Combine multiple fif files from same session (into *.bst format)

pantazis · November 18, 2019, 6:48pm

Hi Francois and Martin,

As you already know, Elekta devices produce multiple fif files in typical ~1h sessions because there is a 2Gb fif format limitation (not operating system limitation). This is actually a pain for many reasons: i) we need to repeat the same analysis multiple times; ii) it creates complications with registration so we are forced to use 'one channel file per subject' to avoid registering every single fif file; iii) we miss trials when the files are arbitrarily split; iv) it is tricky to work with eye blink projectors, heart beat projectors etc, because they can be assigned to one or all files etc.

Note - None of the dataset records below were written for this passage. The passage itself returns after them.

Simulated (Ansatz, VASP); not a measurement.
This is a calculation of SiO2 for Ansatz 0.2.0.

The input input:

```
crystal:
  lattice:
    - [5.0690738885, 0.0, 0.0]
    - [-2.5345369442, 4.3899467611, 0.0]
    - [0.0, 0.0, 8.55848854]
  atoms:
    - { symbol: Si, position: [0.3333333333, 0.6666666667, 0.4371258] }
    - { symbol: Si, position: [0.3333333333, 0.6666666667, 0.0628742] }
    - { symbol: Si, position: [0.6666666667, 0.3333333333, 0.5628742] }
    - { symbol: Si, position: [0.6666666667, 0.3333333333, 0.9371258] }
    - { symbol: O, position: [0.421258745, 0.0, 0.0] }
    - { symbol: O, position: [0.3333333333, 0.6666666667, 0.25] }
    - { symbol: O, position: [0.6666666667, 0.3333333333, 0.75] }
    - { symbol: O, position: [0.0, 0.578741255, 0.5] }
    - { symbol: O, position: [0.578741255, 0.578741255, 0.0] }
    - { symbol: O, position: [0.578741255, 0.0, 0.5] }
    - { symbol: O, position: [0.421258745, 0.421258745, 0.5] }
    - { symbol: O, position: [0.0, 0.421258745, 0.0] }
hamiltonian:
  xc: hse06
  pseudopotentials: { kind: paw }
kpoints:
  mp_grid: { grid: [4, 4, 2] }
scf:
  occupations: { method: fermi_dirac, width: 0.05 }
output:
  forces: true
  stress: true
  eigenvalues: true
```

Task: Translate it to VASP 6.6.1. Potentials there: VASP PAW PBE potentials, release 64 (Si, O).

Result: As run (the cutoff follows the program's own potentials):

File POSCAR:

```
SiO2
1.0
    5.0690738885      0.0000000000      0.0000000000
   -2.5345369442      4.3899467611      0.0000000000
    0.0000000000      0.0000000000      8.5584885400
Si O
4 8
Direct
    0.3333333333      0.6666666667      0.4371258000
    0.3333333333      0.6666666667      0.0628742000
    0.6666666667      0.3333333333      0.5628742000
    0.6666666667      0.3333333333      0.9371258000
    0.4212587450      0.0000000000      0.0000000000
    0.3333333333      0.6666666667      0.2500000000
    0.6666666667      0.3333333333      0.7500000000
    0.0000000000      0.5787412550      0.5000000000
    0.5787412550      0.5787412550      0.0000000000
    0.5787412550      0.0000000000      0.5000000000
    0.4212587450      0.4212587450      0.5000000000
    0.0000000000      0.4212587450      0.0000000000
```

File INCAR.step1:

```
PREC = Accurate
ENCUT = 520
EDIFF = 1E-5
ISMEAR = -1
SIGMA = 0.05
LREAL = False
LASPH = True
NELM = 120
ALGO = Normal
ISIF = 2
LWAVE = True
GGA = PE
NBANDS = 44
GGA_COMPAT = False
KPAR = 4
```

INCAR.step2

I recently found out that MNE has a very easy solution to that. They simply type: combined_raw = file1.fif + file2.fif + file3.fif, and because they overloaded the '+' operator, the resulting file is raw data with all the recordings concatenated.

Perhaps Brainstorm could over a similar solution? In particular, there is already the option to store raw data in the database (*.bst format; e.g. resample or low-pass the fif data). Perhaps you could design a process that allows us to select multiple fif files and simply concatenates them in .bst format. It may be wasteful in storage. But I cannot stress enough how amazingly helpful that would be for data analysis! I can provide example data if needed.

Thank you,
Dimitrios

Francois · November 22, 2019, 9:56am

Yes, please send us example datasets with multiple contiguous FIF files, I don't have any.
Does MNE save another .fif file > 2Gb, or does it just create a Python object in memory that lets you manipulate the concatenated files as if it were one block only?

A solution for handling such files would be to simply handle all the file*.fif files as a single file automatically, from the low-level reading functions, like we do with CTF recordings (one .ds folder can contain multiple 2Gb .meg4 files).
When you link file1.fif to your Brainstorm database, it would check if it reached the max size for a single file, and check for the existence of file2.fif, file3.fif, etc. If these additional files exist, it would create only one link in your database which would represent the concatenation of all the file*.fif files.

Would that make sense?
Is there any strict naming convention form Elekta for the multiple .fif files that have to be processed together?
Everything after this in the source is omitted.